If we can pay respect to electrical power – which is created – why can we not pay respect to Divine Power, which is not – but is self-existent and omnipotent!
And yet the people of Judah had their history to think about. They had ancestors – patriarchs – who trusted the Living God.
Abraham – heard God speak to him to leave Mesopotamia and travel to Canaan. He trusted the God whom he could not see to provide for him.
Abraham trusted that when God told him to offer up his much longed for son Isaac as a sacrifice – he obeyed believing that God was able, should He choose, to raise the dead to life again and so fulfil His promise – to make of Abraham and his family a vast nation of people.
Jacob Abraham’s grandson also believed in this unseen God and trusted Him to increase His family and to preserve them into a mighty group of people.
One of Jacob’s sons Joseph so believed in God’s power that when he was a prisoner in Egypt he honoured God in the interpreting of Pharaoh’s dreams – he became Prime Minister and was the means of the fulfilment of God’s promises to his great grandfather.
400 years later one of his descendants Moses also believed in the God who cannot be seen. He had been brought up as a Prince of Egypt in the royal court. Yet he listened to God calling him to lead the people of Israel out of Egypt and captivity.

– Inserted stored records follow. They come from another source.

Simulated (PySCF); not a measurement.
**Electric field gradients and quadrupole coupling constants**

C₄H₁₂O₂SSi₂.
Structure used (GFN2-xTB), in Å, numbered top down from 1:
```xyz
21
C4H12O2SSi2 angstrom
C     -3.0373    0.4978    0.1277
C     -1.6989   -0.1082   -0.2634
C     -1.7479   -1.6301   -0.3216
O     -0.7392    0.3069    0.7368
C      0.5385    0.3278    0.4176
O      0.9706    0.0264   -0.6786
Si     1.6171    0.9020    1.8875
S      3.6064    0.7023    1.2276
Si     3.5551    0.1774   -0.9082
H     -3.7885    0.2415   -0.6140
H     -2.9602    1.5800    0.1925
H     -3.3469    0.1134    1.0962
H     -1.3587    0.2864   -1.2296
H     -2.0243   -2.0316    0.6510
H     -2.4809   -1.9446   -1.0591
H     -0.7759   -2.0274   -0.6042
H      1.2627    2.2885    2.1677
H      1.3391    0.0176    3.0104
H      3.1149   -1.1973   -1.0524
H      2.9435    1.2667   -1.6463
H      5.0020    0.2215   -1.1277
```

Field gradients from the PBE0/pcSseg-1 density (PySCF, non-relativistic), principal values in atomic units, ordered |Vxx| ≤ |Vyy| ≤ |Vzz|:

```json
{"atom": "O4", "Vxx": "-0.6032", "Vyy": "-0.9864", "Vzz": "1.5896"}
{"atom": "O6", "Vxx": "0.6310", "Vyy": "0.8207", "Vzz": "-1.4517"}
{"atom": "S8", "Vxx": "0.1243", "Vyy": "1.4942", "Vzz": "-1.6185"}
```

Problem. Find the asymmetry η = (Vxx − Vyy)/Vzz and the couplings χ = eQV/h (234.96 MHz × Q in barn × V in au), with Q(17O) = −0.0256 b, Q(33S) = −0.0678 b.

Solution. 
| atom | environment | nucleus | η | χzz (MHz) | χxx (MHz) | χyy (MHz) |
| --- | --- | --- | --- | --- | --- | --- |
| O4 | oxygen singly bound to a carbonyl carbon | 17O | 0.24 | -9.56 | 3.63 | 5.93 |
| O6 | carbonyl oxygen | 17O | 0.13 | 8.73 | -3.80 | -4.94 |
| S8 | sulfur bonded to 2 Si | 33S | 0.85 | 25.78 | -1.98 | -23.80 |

And after they arrived in Canaan the Judges were men and women of great faith in the Lord God, doing mighty deeds of heroism through faith in the unseen God.
And when Judah and Israel had kings to rule them some of them, not all, were godly men, who honoured and loved the unseen God. King David was one of them who said the words that were read to us earlier from Psalm 20
7 Some trust in chariots, and some in horses: but we will remember the name of the LORD our God. 8 They are brought down and fallen: but we are risen, and stand upright.
David was a military man – a hero – a commander of thousands of soldiers and very successful in fighting the Lord’s enemies. But his trust was NOT in military strength – but in the Name of the Lord God.
Now we see all this in the context of Judah’s unbelief and rejection of God. They began to trust in horses and chariots – not their own – but Egypt’s. Egypt will help us to fight and beat the Assyrians. Where is God? He is nowhere to be seen. We have to get on with defending ourselves!
Isaiah comes back to Judah and tells them they are wrong! Verses 1 – 3
The Egyptians are mere men! And it is the Lord Jehovah who will help you!
He gives them 3 illustrations of the way that the sovereign Lord God was protecting Judah, His chosen and precious, though rebellious and rejecting, people.
1. A Lion verse 4. This is the picture of a great lion astride his prey. A band of shepherds have come summoned by the one whose sheep has been snatched away by the king of beasts. But this mighty lion standing over the sheep growls and glowers at the shepherds and defies their shouts and clamouring.
In the same way God will do battle on Mount Zion, Jerusalem. His people are the sheep – but they are kept alive by the Lion of the tribe Judah – God Himself, protecting His people against their clamouring enemies the Assyrians.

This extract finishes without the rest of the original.